The taxman generally relies on the income-tax returns filed by assessees. Insurers rely on the declarations by the insured, and `planning bureaus rely on performance reports from productive enterprises under their direction'.
In these examples, "the reporting agents have an incentive to misrepresent because transfers between the parties depend on their reports," writes Dilip Mookherjee in a chapter titled `Optimal auditing, insurance, and redistribution,' in Market Institutions, Governance, and Development, from Oxford University Press (www.oup.com).
The collection of essays in the book trace underdevelopment to `deficiencies in underlying institutions' and also `contract enforcement mechanisms, information systems, inequality of land and education, and limited government accountability'.
Part two of the book is about `problems in governance in the context of tax evasion, bureaucratic corruption, fiscal decentralisation, and delivery of public services'.
The `auditing' essay, we started off with, seeks to find `general conditions under which random audits are optimal'. All audits must be random in any optimal contract, is a key result of Mookherjee's study. "The intuition for this is that as long as there are non-trivial penalties for those discovered to have reported falsely, an audit probability equal to one ensures that the agent will strictly prefer not to lie," reasons the author.
Another chapter is provocatively titled, `Corruptible law enforcers: How should they be compensated?' It begins with the quote of `anonymous economics professor', thus: "Only after leaving New York did I learn that a municipal sanitation inspector's job was not to collect money from door to door."
Whenever a principal delegates enforcement authority, opportunities for corruption arise, writes Mookherjee. "Sanitation inspectors, auditors, production foremen, and financial regulators all have a discretion to `sell out'." What a company for auditors! A footnote has more damning stuff: In Taiwan, 80 per cent of CPAs (certified public accountants) interviewed by a researcher two decades ago `admitted to having bribed public tax officials'.
What about India? "In India, the Policy Group (1985) estimated that 76 per cent of government tax auditors took bribes, and 68 per cent of taxpayers filing through CAs had given bribes."

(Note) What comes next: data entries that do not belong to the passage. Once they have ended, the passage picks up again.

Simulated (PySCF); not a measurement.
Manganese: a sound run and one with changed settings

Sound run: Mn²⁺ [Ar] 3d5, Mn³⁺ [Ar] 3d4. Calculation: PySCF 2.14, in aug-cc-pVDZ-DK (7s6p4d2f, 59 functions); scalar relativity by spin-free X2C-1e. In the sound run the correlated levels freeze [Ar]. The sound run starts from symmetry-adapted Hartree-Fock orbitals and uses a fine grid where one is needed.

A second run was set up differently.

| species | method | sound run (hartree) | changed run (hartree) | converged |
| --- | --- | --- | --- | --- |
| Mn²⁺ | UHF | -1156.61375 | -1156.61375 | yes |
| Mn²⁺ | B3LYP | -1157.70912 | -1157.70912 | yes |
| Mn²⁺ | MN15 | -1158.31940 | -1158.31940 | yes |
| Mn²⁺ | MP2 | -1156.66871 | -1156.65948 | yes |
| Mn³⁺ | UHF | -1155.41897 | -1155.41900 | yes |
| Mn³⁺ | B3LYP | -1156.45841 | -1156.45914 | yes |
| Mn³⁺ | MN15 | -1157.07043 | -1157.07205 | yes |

Yet another chapter, on `tax administration reform and taxpayer compliance in India', speaks of `evidence consistent with the model of taxpayers strategically self-selecting into wards or circles'. Mookherjee suggests that the ward/circle distinction should be replaced with `random assignment rules'. He argues that such a move will remove the strategic under-filing incentive, with beneficial compliance effects.
`Other more sophisticated ambitious reforms' that he discusses are: "Reducing discretion of assessing officers with regard to selection and conduct of audits, reforming performance evaluation and personnel allocation procedures, centralised audit selection procedures based on income disclosures and information generated by third parties."
For accountants who are not averse to economics.